Worksheet 13#

You are encouraged to work in groups of up to 3 total students, but each student should make their own submission on Canvas. (It’s fine for everyone in the group to have the same upload.)

Put the full names of everyone in your group (even if you’re working alone) here. (This makes grading easier.)

  • Names:

Introduction#

Our goal in this worksheet is to predict whether the species of a penguin is Adelie using its bill length as our only input feature.

  • Import the penguins dataset from Seaborn, drop the rows in which the “bill_length_mm” column contains missing data, and save the resulting it in the variable name df. (Hint. I don’t see a way to do this using dropna. I recommend using Boolean indexing together with the isna method and negation ~ or else with the notna method. Call the copy method when you perform the Boolean indexing, to prevent warnings below.)

  • Check your answer. The DataFrame should have 342 rows.

  • Add a new column to df called “isAdelie_bool” which contains True if the species is “Adelie” and which contains False otherwise.

  • Add a new column to df called “isAdelie” which contains 1 if the species is “Adelie” and which contains 0 otherwise. (Suggestion. Call the astype method on the “isAdelie_bool” column and specify that the values should be converted to integers.)

  • Using Altair, draw a scatter plot encoding the “bill_length_mm” column in the x-axis channel and encoding “isAdelie” in the y-axis channel. Store the resulting chart with the variable name c.

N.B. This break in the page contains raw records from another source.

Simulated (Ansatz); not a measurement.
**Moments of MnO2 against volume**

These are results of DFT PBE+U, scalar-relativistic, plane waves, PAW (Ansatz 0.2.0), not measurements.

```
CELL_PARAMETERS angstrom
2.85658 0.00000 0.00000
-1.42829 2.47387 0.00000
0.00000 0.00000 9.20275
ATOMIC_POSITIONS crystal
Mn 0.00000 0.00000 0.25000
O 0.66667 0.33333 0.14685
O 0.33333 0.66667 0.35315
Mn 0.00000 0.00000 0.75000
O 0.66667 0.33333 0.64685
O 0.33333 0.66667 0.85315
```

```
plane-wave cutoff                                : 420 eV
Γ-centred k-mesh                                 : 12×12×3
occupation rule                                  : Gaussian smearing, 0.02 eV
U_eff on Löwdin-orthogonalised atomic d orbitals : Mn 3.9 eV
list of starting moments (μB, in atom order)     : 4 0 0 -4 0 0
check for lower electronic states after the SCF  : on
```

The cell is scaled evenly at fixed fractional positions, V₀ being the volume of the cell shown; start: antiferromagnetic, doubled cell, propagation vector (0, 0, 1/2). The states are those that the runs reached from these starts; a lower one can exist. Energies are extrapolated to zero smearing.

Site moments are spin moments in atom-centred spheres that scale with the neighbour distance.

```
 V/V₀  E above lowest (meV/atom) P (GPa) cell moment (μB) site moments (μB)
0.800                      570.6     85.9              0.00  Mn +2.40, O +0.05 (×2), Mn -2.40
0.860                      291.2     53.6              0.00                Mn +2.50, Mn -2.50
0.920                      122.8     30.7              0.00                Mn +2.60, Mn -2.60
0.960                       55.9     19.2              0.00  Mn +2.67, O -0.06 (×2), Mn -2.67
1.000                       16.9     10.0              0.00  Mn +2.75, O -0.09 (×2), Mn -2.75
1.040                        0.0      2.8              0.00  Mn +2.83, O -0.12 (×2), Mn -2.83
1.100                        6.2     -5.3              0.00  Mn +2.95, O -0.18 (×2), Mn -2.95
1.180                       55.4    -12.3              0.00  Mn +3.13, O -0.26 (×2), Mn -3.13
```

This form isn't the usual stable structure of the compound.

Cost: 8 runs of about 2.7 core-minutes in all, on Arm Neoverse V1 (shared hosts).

Why not use linear regression?#

  • Fit a LinearRegression object to this data, using “bill_length_mm” as the only input feature, and using “isAdelie” as the target.

  • Add a column “pred_lin” to the DataFrame containing the predicted outputs from this linear regression model (the inputs should still be the “bill_length_mm” column).

  • Make a new Altair chart c2, this time a line chart, using “bill_length_mm” for the x-axis channel and using “pred_lin” for the y-axis channel. Draw the line in the color “red”.

  • Display c2 layered on top of c from above.

Using logistic regression#

  • Fit a LogisticRegression object to this same data. (Don’t name the object reg. Name it clf instead, for “classifier”.)

  • Add a new column to df named “pred_log” which contains the predictions corresponding to clf.

  • Make a new Altair chart c3, this time back to being a scatter plot, using “bill_length_mm” for the x-axis channel and using “pred_log” for the y-axis channel. Draw the points in the color “red”.

  • Display c3 layered on top of c from above.

Assessing the accuracy#

What proportion of these predicted values are correct? We will check this two different ways.

  • What proportion (as a float between 0 and 1) of the values predicted by logistic regression are correct? You should not use clf to answer this question, just compare the “isAdelie” column to the “pred_log” column.

Caution. If you find yourself using a for-loop or list comprehension or anything like that, you should look for a more succinct approach. Make a Boolean Series and call the mean method.

  • Now call the score method of clf, and input the input features along with the true outputs. You should get the same number as above (up to maybe some small numerical precision issues).

Probabilities#

  • Call the predict_proba method of clf, using the same input features as above. This will report the predicted probabilities. Name the result arr.

  • What is the type of the output of predict_proba? What is the shape of the output?

  • What is the row at index 8 of arr?

  • This means our model predicts there is about a 26% chance the penguin is something, and about a 74% chance it is not. But which number corresponds to which? Use the classes_ attribute of clf to decide which is which.

  • Can you calculate one of these values explicitly using the sigmoid function \(1/(1+e^{-x})\)? You will need to use the fit coefficient and intercept from clf along with the input value corresponding to the row and integer location 8 in df.

  • Extract the column of arr corresponding to the probability that the penguin is an Adelie species. Store this in a new column of df named “pred_proba”.

  • Make a new Altair line chart c4, using the color red, and with “bill_length_mm” for the x-axis and with “pred_proba” for the y-axis.

  • Layer this chart on top of c from above.

  • If you wanted to locate the penguin from the row at integer location 8 in the above plot, how would you try to do that? Briefly answer in a markdown cell (not in a Python comment).

  • Briefly explain in your own words, in terms of the above plots, why does logistic regression seem more natural to use for this task than linear regression? (Your answer should make reference to something about how these charts look. Using 1-2 sentences is enough.)

Submission#

  • Reminder: everyone needs to make a submission on Canvas.

  • Reminder: include everyone’s full name at the top, after Names.

  • Using the Share button at the top right, enable public sharing, and enable Comment privileges. Then submit the created link on Canvas.